Closed GoogleCodeExporter closed 9 years ago
Thanks very much! Bob has agreed to fix this issue. He's decided not to use
your
patch, and will fix it a slightly different way, but thanks for going to the
extra
effort anyway.
Original comment by kevin...@gmail.com
on 28 Jul 2008 at 7:00
A fix is a fix is a fix... :) There is always more then one way - I just took
the
fastest and least complicated way I could think of.
Thanks.
Original comment by nairb...@gmail.com
on 28 Jul 2008 at 7:43
FYI: I just tested the new version of FinalizableReferenceQueue with Guice on
an OSGi
container, and I can confirm it now allows the classloader to be garbage
collected :)
Original comment by mccu...@gmail.com
on 26 Nov 2008 at 5:24
This isn't solved for me (under Glassfish) but I'm not 100% sure I am
interpreting
the results correctly. See
http://groups.google.com/group/google-guice/msg/ff53f95f422edabf
Original comment by gili.tza...@gmail.com
on 27 Nov 2008 at 2:31
I'd need to know more about the way you're loading Guice into the classloader
hierarchy to comment, and also if you're seeing any warnings or exceptions
relating
to the Finalizer thread. What I can say is that it does unload OK under OSGi,
which
suggests that something else is keeping the classloader alive in your case.

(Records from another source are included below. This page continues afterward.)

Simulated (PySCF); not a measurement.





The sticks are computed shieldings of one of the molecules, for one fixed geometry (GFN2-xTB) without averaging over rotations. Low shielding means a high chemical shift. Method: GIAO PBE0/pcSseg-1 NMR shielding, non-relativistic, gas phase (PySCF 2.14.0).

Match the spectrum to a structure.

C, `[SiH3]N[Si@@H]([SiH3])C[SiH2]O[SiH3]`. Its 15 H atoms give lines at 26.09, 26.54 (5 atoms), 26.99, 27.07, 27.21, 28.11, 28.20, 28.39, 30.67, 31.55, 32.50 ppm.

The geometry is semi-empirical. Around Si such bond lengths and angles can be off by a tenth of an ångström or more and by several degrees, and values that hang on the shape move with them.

Note that the Finalizer thread won't shutdown until the Guice classloader is
eligible
for GC, so it will appear as a GC root until that happens - you may think it
looks
like a leak, but actually it will clear itself once other references to the
Guice
classloader are cleared. So I'd dig deeper into the heapdump for other causes.
You may also need to force finalization and GC a few times using the System API.
Original comment by mccu...@gmail.com
on 27 Nov 2008 at 3:01
I did some digging and found the problem - when running under JEE it seems
there are
several additional references from the Finalizer thread to the container
classloader
via access control contexts (presumably because of additional protection
domains).
Here's the complete list of references I found and some possible solutions:
1. Finalizer -> Thread.inheritedAccessControlContext -> ... -> Web CL
Set in Thread constructor to 'AccessController.getContext()' ie. the
context of the calling thread, this may refer to the Web classloader.
Solution: wrap creation of Finalizer thread in doPrivileged block
2. URLClassLoader -> URLClassLoader.acc -> ... -> Web CL
As above URLClassLoader constructor sets 'acc' field to current context.
Solution: doPrivileged block doesn't help here, the only way I found to
avoid this reference was to use reflection to null the 'acc' field which
is yucky, anyone know a better option? Perhaps we could grab defineClass
from the system classloader (again with reflection) and use that to load
the Finalizer into the system classloader, but this is also yucky :(
3. Finalizer -> Thread.inheritableThreadLocals -> ... -> Web CL
Each thread inherits an inheritableThreadLocals map from its parent, and
this could include a reference back to the container classloader (depends
on the app) - again no easy fix for this one, had to resort to reflection
to null out the field :(
4. Finalizer -> Thread.contextClassLoader -> Web CL
Yet another setting inherited from the calling thread, but at least here
there's a public API 'setContextClassLoader()' we can use to clear it :)
With these references removed I can completely unload Guice from GlassFish v2.
I've attached a patch in case people are interested - but because of the hacky
use of reflection to clear certain private fields, I'm not too happy with it.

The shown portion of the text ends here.